Despite living in a state surrounded by water, it had been so long since I last went swimming that I couldn't even find a bathing suit in my wardrobe. So perhaps I was a little giddy to be back in the water again. Or maybe, just maybe, Warm Mineral Springs really is the Fountain of Youth
, and I was deliriously enjoying the effects. As I dog paddled around the circular spring, I felt incredibly happy, unusually buoyant, and at peace despite being surrounded by dozens of health seeking strangers.
I first heard of Warm Mineral Springs
in my quest to discover all the places that claimed to be Ponce de
Leon's Fountain of Youth throughout the state. That was a couple years ago, so perhaps my excitement at touching the 87 degree water was fulfilling a long anticipated desire to bathe in the legendary waters. Obviously a bigger deal in the 1960s, Warm Mineral Springs appeared to be the epicenter of Florida's 1960 Quadricentennial
, according to pictures I found in the State Archives. And after purchasing a brochure on eBay
that promoted the sale of lots around the Springs, it is clear that a mid-century Florida developer had big dreams for this piece of Sarasota County. This excellent blog
details the Spring's
State Archives of Florida Rendering by noted illustrator Russ Smiley shows the developer's master plan
Today it's hard to miss the Springs from U.S. 41 near North Port Florida. A large, alien-like sculpture that was probably the focal point for the housing development around the springs, creates a sense of arrival as it straddles the median of the road leading to the famed water feature. Nearby a wonderfully designed mid-century motel flies flags from Europe next to Old Glory, as the spring has come to cater to a decidely old world crowd. And if you miss the large sign for the motel, there is a huge arrow pointing the way to the springs.
As you approach the Springs, it's clear that the housing development never quite reached its potential, and the houses look a little worn and modest in comparison with the McMansions of 21st century Florida. Halfway down the road is another well-designed mid-century structure that is in dire need of restoration. When I finally reached the springs, I was surprised at the large number of cars in the parking lot on this beautifully warm February day.
The buildings all still have a classic 1950's look although it's clear that the company that owns it has put effort into branding the old attraction for today's health conscious spa goer. Signs all over the property reinforce the benefits of the mineral laden waters. It was $20 to get in the water, and I wasn't going to miss it. Mrs. Ephemera decided to sit this one out, electing instead to hang out in the groovy little cafe, curled up in a book, while I regained my youth.

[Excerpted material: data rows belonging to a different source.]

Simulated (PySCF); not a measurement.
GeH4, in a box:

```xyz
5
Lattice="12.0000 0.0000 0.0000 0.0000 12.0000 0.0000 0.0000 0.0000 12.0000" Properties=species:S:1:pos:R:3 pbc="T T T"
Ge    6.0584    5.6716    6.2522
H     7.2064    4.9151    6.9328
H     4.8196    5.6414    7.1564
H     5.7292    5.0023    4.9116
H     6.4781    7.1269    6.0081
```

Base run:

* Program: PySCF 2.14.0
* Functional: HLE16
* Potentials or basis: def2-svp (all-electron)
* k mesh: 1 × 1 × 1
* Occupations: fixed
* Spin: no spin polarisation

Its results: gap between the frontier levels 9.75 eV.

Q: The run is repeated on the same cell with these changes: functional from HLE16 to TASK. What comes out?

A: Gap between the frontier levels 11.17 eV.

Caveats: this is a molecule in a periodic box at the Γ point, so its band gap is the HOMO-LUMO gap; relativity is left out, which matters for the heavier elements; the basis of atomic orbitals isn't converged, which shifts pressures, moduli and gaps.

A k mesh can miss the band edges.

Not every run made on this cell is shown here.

I found the objects from this vintage postcard (center), including several sculpted figures, relocated throughout the property
Patrons staked out turf around the spring and there were several ramps leading into the water which felt surprisingly chilly at first. The water wasn't crystal clear like most Florida Springs but was pale green and had a bit of a sulphurous odor. A floating rope separated the wading area from the swimming area and the spring was crowded with folks of all ages moving through the water in a clockwise direction. Piped-in classical music made for quite the surreal setting and soon the aquarobics
class started and up tempo tunes filled the air. Aside from the modern exercise, it felt as if I was otherwise transported into the Victorian age, "taking the waters" at one of Florida's famed healing springs.
I floated on my back, dodging the occasional ball of algae, a sign that not even the Fountain of Youth is exempt from our state's water quality issues. I felt as if I could float for hours, and would have except for my respect for Mrs. Ephemera's generous patience. After a great little lunch, I stopped in the gift shop and bought a plastic bottle of the legendary water (almost $10.) It appears that one of the minerals in high concentration in the water is magnesium, and the water is sold as laxative. Maybe that explains its wondrous powers...
Plaque reads: "THE ORIGINAL FOUNTAIN OF YOUTH
ACCORDING TO AUTHENTIC HISTORICAL DOCUMENTS, THIS WARM SALT SPRING IS THE FOUNTAIN OF YOUTH VAINLY SOUGHT BY PONCE DE LEON. HIS SEARCH FOR IT LED TO THE DISCOVERY OF FLORIDA ON EASTER SUNDAY 1513 ... IT IS NOW KNOWN THAT FOR MANY CENTURIES FIRST INDIANS AND LATER WHITE MEN JOURNEYED MANY MILES IN SEARCH OF THEIR HEALTH AND WELL BEING BY BATHING IN AND DRINKING THESE WATERS ... AFTER MANY YEARS OF RESEARCH STUDYING DOCUMENTS AND MAPS IN THIS COUNTRY AND ABROAD, JONAS E. MILLER OF WASHINGTON D.C. WAS ABLE TO ESTABLISH THE ABOVE FACTS. HE DISCOVERED THIS SPRING AS THE ORIGINAL FOUNTAIN OF YOUTH IN FEBRUARY 1942."
The owners of the Spring, while marketing their property as a full service spa with a new age vibe, are playing up the Fountain of Youth angle, perhaps in anticipation of the 500th anniversary of Ponce de Leon's landing in Florida in 1513.